I've been implementing organisational change for seventeen years across Melbourne, Sydney, and Brisbane, and I'm bloody tired of watching executives throw money at consultants who promise painless transformations. There's no such thing.
Here's what I wish someone had told me when I was a bright-eyed change manager in 2007: most people don't resist change—they resist being changed. Big difference.
The Real Problem with Change Management
Every second business consultant will tell you that communication is key. Send more emails. Hold town halls. Create fancy infographics. Bollocks.
The problem isn't information deficit. It's trust deficit.
When Qantas announced their restructure in 2020, they didn't fail because staff didn't understand the business case. They failed because employees had watched years of broken promises. People don't trust what you say when they've seen what you've done.
I learned this the hard way during a merger project in Perth. Spent three months crafting the perfect communication strategy. Glossy presentations. Q&A sessions. The works.
Failed spectacularly.
Why Most Change Training Misses the Mark
The corporate training industry loves to sell you emotional intelligence for managers as if EQ is some magical cure-all. And yes, emotional intelligence matters enormously when you're navigating workplace transformation.
But here's the uncomfortable truth: most managers would rather have a root canal than acknowledge their own role in change resistance.
I remember working with a mining company outside Adelaide where the General Manager kept insisting his team "just needed to get on board" with the new safety protocols. Mate, your team has watched you ignore safety concerns for six months. They're not resisting change—they're protecting themselves from your inconsistency.
Change isn't a project with a start and end date. It's an ongoing conversation about what matters and why.
The Three Types of Change Resistance (And How to Actually Handle Them)
The Logical Resisters: These people have genuine concerns about implementation. They're not being difficult—they're being thorough. Listen to them. They'll save you from expensive mistakes.
The Emotional Resisters: They're grieving what they're losing. Acknowledge it. Don't try to logic your way through someone's feelings about losing their corner office or their favourite coffee machine.
The Political Resisters: They're protecting their territory. This requires managing difficult conversations with surgical precision. Half the time, they have valid concerns about resource allocation or decision-making processes.
What Actually Works in Change Management
Forget the change curve models. Here's what I've seen work in real organisations with real people:
Start with the why, but make it personal. Not the corporate why—the individual why. How does this change make Sarah's job easier? How does it help Marcus get home to his kids on time?

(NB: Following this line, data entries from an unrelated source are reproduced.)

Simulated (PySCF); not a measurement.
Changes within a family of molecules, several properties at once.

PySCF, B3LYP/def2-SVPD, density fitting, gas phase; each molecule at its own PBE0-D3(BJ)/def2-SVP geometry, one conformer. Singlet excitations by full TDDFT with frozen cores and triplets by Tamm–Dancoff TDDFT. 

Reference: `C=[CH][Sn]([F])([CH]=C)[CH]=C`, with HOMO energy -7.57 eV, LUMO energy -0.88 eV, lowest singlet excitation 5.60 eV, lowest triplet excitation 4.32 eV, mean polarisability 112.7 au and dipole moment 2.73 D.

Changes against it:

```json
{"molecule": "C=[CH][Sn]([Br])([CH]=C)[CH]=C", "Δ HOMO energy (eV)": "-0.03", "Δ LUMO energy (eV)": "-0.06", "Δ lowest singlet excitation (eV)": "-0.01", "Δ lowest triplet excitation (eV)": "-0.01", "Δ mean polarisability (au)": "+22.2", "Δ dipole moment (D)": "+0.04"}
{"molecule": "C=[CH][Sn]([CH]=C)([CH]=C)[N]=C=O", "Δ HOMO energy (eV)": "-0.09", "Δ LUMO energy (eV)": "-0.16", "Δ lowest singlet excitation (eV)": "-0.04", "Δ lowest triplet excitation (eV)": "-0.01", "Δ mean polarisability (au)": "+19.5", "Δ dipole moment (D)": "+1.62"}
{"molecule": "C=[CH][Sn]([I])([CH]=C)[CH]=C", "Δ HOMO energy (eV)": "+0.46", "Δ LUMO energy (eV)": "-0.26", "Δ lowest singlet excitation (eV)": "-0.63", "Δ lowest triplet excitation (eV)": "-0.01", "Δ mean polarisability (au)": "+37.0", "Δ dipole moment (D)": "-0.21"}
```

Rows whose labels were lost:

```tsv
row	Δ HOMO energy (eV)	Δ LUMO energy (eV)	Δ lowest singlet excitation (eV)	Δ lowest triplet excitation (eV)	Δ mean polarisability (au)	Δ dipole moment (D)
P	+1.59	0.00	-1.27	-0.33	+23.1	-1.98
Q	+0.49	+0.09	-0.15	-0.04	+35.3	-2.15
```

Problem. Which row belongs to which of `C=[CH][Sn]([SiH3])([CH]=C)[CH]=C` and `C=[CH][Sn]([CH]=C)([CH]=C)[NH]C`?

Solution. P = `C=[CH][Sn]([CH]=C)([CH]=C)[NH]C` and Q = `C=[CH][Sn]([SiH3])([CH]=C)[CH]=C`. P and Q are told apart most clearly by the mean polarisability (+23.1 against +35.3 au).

Give people choices within constraints. You might not be able to change the what or the when, but you can often influence the how.
Celebrate small wins obsessively. I'm talking about acknowledging when someone tries the new system and doesn't complain. When a team hits their first milestone. When someone asks a good question instead of staying silent.
Most importantly, admit when you don't know something. The fastest way to lose credibility during change is to pretend you have all the answers.
The Networking Effect Nobody Talks About
Change spreads through informal networks, not org charts. The person who really influences opinion might be Janet from accounts receivable, not the department head.
I learned this working with a logistics company in Brisbane. We kept focusing our change efforts on the supervisors and wondering why nothing was sticking. Turns out, there was a forklift operator named Dave who'd been there for twenty-two years. When Dave was on board, his whole crew followed. When he had doubts, productivity dropped.
Find your Daves. They're worth more than any change management framework.
The Technology Trap
Every business thinks their change challenge is unique. "We're implementing a new CRM system" or "We're moving to hybrid work" or "We're restructuring our sales team."
Newsflash: it's all the same change.
You're asking people to do things differently. Whether it's clicking new buttons or reporting to new people or working from their kitchen table—the psychological process is identical.
Stop obsessing over the technical details and start paying attention to the human details.
What I Got Wrong for Years
For the first decade of my career, I thought resistance was the enemy. I developed increasingly sophisticated strategies to overcome objections and neutralise opposition.
Complete waste of time.
Resistance isn't the opposite of change—it's part of it. When someone pushes back, they're engaging with your proposal. They care enough to fight. The people you really need to worry about are the ones who smile, nod, and do absolutely nothing different.
Some of the best implementations I've been part of started with heated arguments in meeting rooms. Conflict means people are invested in the outcome.
The Brisbane Lesson
The most successful change project I ever led was for a professional services firm in Brisbane. The managing partner wanted to implement activity-based working—no more assigned desks, everyone hot-desking based on their daily tasks.
The staff hated the idea.
Instead of steamrolling ahead with implementation, we spent two months testing the concept with volunteers. We learned that people weren't actually opposed to flexible workspaces—they were terrified of losing their personal items and important documents.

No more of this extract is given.